Once you have a sampling method, a natural question arises: if I took a different sample, would I get a different statistic? Almost certainly yes. The sampling distribution is the distribution of a statistic (like the sample mean) across all possible samples of the same size.
Imagine drawing 1,000 different samples of 30 people and computing the mean height of each. Those 1,000 means form a distribution. Some will be a bit above the true population mean, some a bit below, and most will cluster around the true value.
The standard deviation of this sampling distribution is called the standard error:

\[SE = \frac{\sigma}{\sqrt{n}}\]

Notice that the standard error shrinks as \(n\) grows. Larger samples give more precise estimates. Quadrupling the sample size halves the standard error.
The most important result in statistics is the Central Limit Theorem (CLT). It says: no matter what the shape of the original population, the distribution of sample means approaches a normal distribution as the sample size increases.

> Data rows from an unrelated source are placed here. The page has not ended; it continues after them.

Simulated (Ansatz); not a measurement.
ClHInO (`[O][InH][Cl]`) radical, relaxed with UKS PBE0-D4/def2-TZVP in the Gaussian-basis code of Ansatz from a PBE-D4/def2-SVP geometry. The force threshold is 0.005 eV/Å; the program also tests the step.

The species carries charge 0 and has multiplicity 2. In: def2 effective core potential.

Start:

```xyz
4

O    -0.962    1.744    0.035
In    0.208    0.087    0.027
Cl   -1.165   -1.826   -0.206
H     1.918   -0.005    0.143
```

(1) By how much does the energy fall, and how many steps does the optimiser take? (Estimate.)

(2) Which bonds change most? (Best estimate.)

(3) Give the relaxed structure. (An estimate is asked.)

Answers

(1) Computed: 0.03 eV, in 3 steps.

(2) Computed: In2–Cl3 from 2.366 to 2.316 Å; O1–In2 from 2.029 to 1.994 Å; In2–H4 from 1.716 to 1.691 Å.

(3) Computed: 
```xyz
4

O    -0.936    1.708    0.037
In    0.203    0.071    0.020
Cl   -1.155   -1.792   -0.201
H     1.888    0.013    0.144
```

CLT: a skewed population produces normally distributed sample means

More precisely, if \(X_1, X_2, \ldots, X_n\) are independent observations from any distribution with mean \(\mu\) and finite variance \(\sigma^2\), then as \(n\) grows:

\[\bar{X} \approx \text{Normal}\!\left(\mu, \frac{\sigma^2}{n}\right)\]

The CLT is what makes most of inferential statistics work. It lets us use the normal distribution as an approximation even when the underlying data is not normal, as long as the sample is large enough.
How large is "large enough"? A common rule of thumb is \(n \ge 30\), but this depends on how non-normal the population is. For highly skewed distributions, you may need more. For roughly symmetric populations, even \(n = 10\) can be sufficient.
The CLT has three key conditions:
- Independence: each observation must not influence the others
- Finite variance: the population variance must exist (rules out some exotic distributions)
- Identical distribution: all observations come from the same distribution

Coding Tasks (use CoLab or notebook)¶

Demonstrate the CLT visually: draw samples from a highly skewed distribution, compute sample means, and watch the histogram of means become bell-shaped.

import jax
import jax.numpy as jnp
import matplotlib.pyplot as plt

key = jax.random.PRNGKey(0)

# Exponential distribution (very skewed)
population = jax.random.exponential(key, shape=(100_000,))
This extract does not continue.